Book Review:
In first grade back in 1958, Sister Eleanor Marie was teaching us all to sing the traditional devotional "Immaculate Mother," which we all thought of as "The Ave Maria Song." Many of us were still struggling to read words like "cat," much less "immaculate" (which my mother hurriedly defined for me as "no spots") so rather than pass out song books she would sing it first and we would repeat after her, verse by verse. No big deal. But after a few go-rounds, I became aware that Ray Krysch, in the desk beside me, was singing the refrain as "All day, all day, all day Maria! All day, all day, all day Maria!"
There were 49 kids in the class and we were in the last row. The acoustics (not to mention the voices of our classmates) were not world class. So what the heck (excuse me, Sister) if you can’t hear the song you sing, you sing the song you hear. (And what does "ave" really mean, anyway?)
There is a word for this, as there is a word (in English, anyway) for almost everything: Mondegreens, coined by writer Sylvia Green in The Atlantic in 1954. A mondegreen is a word, phrase, line of poetry or song lyric that you hear incorrectly. My little sister Gretchen Duntemann Roper used to sing, at Christmas time, "Good King Winter Brussel Sprouts are always crisp and even." She was perhaps four, and hadn’t taken Medieval Polish History yet, but (unlike me) always ate her vegetables. So it made perfect sense to her.
Now Gavin Edwards, associate editor of Details Magazine, has collected about 275 mondegreens from friends, correspondents, and band leaders, and combined them with some wonderfully whacko cartoons by the estimable Chris Kalb. Edwards points out that most mondegreens involve (in order) food, sex, animals, and clowns, which must say something about how we process information behind our eyes--though we might be better off not knowing exactly what. The title is a mondegreen from the Jimi Hendrix song "Purple Haze", which actually reads "‘Scuse me while I kiss the sky."
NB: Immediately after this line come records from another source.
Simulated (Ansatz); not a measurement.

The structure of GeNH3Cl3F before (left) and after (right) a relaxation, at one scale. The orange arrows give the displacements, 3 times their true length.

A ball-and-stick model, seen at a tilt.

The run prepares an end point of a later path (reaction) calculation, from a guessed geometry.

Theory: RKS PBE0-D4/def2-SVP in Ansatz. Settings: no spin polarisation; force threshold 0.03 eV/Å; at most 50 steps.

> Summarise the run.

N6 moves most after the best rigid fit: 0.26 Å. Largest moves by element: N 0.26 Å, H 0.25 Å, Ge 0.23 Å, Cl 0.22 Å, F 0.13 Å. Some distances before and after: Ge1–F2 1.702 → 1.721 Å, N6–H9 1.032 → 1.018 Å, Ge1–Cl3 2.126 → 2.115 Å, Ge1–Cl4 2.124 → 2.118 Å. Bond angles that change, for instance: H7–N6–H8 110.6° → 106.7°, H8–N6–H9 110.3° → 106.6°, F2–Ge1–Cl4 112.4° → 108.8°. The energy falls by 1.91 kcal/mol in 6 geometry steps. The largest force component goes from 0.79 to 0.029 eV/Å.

I don’t want to spoil any of the gems in the book demonstrating how much fun this is, so I’ll pass along my own favorite, which one of my high school friends confessed to me in 1968: That he heard the refrain of the old Sandpipers piece "Guantanamera" as "Don Juan Rivera, I’ll see ya Don Juan Rivera..." The same song was misheard by my neighbor Sue Thurman as "Once on a meadow, I’ll be there once on a meadow..." My hearing must be better than most, and I’ve come up with only a few genuine mondegreens in my time. One worth mentioning is a violence my subconscious did to the title line in the Police song "We Are Spirits in the Material World," which I heard as "We have spirits delivering material." Picture if you must a ghost in a jumpsuit trucking down the street with a bolster of tweed over one shoulder; that’s certainly what Chris Kalb would do with it. ‘Scuse Me While I Kiss This Guy actually has a better mondegreen than mine for this particular song, (and a wonderful Kalb cartoon) but I’ll leave that for you to discover. The book is full of them. My only caution is that the mishead lyrics come heavily from "hard" rock’n’roll of the past twenty years. I’m sorry, but most of that canon sounds to me like somebody lobbing a grenade into a hardware store. Still, if you’re up on your Def Leppard, Gin Blossoms, and Sex Pistols, you will truly laugh yer butt off.